31 May 2008

Plame again

I thought I was done with my little obsession with l'affaire Plame, in which the White House retaliated against Joseph Wilson for calling bullshit on their claims of an Iraqi nuclear weapons program by blowing the cover of his CIA spook wife, Valerie Plame Wilson, through White House aide Scooter Libby.

The trail went cold when President Bush commuted Libby's sentence for his participation ... and unwillingness to testify about who was involved. It seemed that we would never know exactly how Bush and Cheney were involved, though we have good evidence that Cheney gave the order to Libby. That commutation of the sentence should have been grounds for impeachment—since it was the President using his pardoning power to protect himself—but you know how it goes.

I thought that was that, but now, via DeLong, I learn that Marcy Wheeler at Emptywheel just caught Scott McClellan, former White House Press Secretary, revealing something important.
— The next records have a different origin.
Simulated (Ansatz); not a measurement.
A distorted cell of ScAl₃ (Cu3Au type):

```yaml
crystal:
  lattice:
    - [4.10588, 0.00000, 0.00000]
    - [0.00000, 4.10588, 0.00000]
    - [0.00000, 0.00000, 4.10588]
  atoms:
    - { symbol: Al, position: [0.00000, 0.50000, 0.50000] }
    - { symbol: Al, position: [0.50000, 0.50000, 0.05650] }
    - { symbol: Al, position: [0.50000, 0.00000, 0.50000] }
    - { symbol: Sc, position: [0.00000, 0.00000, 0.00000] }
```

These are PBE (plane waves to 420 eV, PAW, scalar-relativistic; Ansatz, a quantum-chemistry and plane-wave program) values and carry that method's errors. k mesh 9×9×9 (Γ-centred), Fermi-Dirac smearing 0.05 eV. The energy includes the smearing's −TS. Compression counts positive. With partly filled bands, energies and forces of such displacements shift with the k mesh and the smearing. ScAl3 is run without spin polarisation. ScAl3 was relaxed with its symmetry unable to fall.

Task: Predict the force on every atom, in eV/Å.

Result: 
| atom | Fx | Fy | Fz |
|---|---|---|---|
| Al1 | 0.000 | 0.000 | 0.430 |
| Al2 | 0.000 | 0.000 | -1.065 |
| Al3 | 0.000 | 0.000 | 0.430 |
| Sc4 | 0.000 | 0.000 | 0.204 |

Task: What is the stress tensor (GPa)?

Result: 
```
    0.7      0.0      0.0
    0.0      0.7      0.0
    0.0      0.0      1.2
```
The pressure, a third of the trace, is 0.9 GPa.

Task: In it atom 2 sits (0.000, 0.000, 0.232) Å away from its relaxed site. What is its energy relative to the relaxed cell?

I learned that the President had secretly declassified the National Intelligence Estimate on Iraq for the Vice President and Scooter Libby to anonymously disclose to reporters .... I walk onto Air Force One and a reporter had yelled a question to the President trying to ask him a question about this revelation that had come out during the legal proceedings. The revelation was that it was the President who had authorized, or, enable Scooter Libby to go out there and talk about this information. And I told the President that that's what the reporter was asking. He was saying that you, yourself, was the one that authorized the leaking of this information. And he said “yeah, I did.” And I was kinda taken aback.
I'm kinda taken aback too. This is slippery, since it's in the context of talking about the leak of the National Intelligence Estimate. But. We know that Libby leaked both the NIE and Plame's identity to journalist Judy Miller at the same time. It's not hard to connect the dots and conclude that the President of the United States authorized his lieutenants to blow the cover of an American spy who was working to prevent nuclear proliferation.

2 comments:

TheWayOfTheGun said...

"Secretly" and "declassified" are two words that do not belong next to one another in the same sentence. My love of the absurd is often satisfied by this administration. I only wish it were not at the expense of my love of country.

Kate said...

I so believe McClellan! Is it too late to do something? Just having GWB leave office in January is NOT enough!